|Trek STP 5200 ?||Shanks23|
Jul 24, 2003 2:39 AM
|Do you remember the 2002 Trek STP 400? If not, go check out the 2002 bike index at www.trekbikes.com.
Basically, STP = Soft Tail Pro. The superlight racer with just enough rear suspension to take the edge off.
The unreal lightness of an OCLV Carbon frame coupled with the benefits of a rear-suspension.
The pivotless Leaf Spring Design rear-suspension replaces the monostay with a rear shock to soak up hits without the weight and energy-sapping float of a swingarm. This design is made possible by the strength and inherent compliance of OCLV Carbon chain stays.
Tunable rear suspension: A custom Rock Shox SID Race rear shock, with positive and negative air chambers and external damping, allows you to fine tune your level of comfort and control - up to 1.25"/35mm of rear wheel travel.
So if they can apply this to their OCLV Mountain frames, what's stopping them to do the same to their OCLV Road frames? It's like what they say "The superlight racer with just enough rear suspension to take the edge off." 250g to take the edge off won't kill you.
Here's what it could look like.
Let me know what you think. KHS Bikes actually make such a bike... Perhaps Trek should join the race.
|no one would buy it-nm||andy02|
Jul 24, 2003 4:47 AM
|It's a solution looking for a problem,||TJeanloz|
Jul 24, 2003 5:11 AM
|OCLV road frames are designed for, well, road riding. There is no need for a dual suspension road bike. I'm convinced that the people who bought the Serotta Hors Categorie just did so to prove that they could buy the most overpriced bike ever. How many times have you been riding on the road and thought that some suspension would really help?|
|Soft Tail isn't a dual suspension road bike||Shanks23|
Jul 24, 2003 5:30 AM
|I currently own a Trek 2300 and have been positionned by professionals. Still at the end of the day, after a ride of over 125+ KM, my back can be soar. I usually get 3000+ KM a year.
A soft tail would just take the edge off of things. It's not a dual suspension road bike by the way, it's a soft tail road bike, much like the following known manufacturers build:
It's also more commonly used in the mountain bike industry of course:
And you only add 250G to the bike's weight. You simply need to replace the monostay with a good light weight rear shock that can be locked when you need to climb or sprint away.
The KHS CX100 is OK, but I would be more interested if it was using better components. So if companies already build these, then we know people buy them, especially if one of them only makes soft tails. The question is, how can you tell it's not good if you never road one?

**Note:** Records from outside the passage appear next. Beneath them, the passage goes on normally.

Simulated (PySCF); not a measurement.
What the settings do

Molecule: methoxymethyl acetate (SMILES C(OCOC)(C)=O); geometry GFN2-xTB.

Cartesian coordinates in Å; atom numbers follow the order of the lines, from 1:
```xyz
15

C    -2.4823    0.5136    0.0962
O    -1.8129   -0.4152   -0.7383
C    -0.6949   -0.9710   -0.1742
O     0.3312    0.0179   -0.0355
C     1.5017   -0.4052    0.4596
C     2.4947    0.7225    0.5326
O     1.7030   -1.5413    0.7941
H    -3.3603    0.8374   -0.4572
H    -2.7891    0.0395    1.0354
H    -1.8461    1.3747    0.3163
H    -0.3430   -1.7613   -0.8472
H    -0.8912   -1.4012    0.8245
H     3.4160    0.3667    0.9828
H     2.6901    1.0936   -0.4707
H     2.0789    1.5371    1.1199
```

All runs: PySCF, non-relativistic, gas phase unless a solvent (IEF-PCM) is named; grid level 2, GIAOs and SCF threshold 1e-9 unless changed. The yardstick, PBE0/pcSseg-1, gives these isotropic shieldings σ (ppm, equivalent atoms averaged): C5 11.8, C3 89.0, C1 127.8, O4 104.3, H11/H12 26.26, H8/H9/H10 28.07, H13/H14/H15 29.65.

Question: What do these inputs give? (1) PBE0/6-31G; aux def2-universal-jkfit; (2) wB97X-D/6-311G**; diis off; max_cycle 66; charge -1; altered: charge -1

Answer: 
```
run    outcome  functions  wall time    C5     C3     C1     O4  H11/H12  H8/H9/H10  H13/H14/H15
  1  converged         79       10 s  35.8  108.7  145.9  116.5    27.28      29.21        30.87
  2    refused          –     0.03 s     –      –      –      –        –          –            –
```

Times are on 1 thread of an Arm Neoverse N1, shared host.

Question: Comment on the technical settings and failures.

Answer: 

|Serotta HC ain't so bad.||Spiderman|
Jul 24, 2003 6:03 AM
|Granted, the Serotta HC is a little bit ugly, and pretty expensive but it rides incredibly well. Suspension was originally designed with the idea of keeping the wheel in contact with the ground more. Rather than skipping over logs, rocks etc, the wheel would be able to track up one side of the rock and down the other, increasing handling, drivetrain effeciency etc. The HC has that same concept in mind. Obviously you aren't riding over roots and logs on a road bike but the rear end allows the rear wheel to stick to the ground better. Any crit racing, any riding on crappy roads (pavement cracks, ruts) any technical descent the rear triangle is handling the minute road fluctuations, which a lot of times you don't even notice, rather than the tire/wheel absorbing the shock, compromising stability/handling.
Unfortunately, it just so happens that the rear end also does yield a very plush ride so everyone understood it as a "comfort bike" which in reality it is not. And Shanks, if you want a cross bike so badly, try looking at the HC as a cross bike. Very light, and will still make for a very smooth off road ride.
Also take a look at it from the idea that Serotta is thinking very out of the box in their design, something that not a lot of companies are doing. They are doing it in materials only (not that isn't part of the design of a bike) but there is more to it than just materials.
|That KHS is a Cross bike...not a road bike||biknben|
Jul 24, 2003 5:44 AM
|That KHS is not intended for road use. It's a cross frame. Carbon provides plenty of cushion for the road. If you think this design doesn't sap energy you have another thing coming.
If you just gotta have it then get a suspension seat post.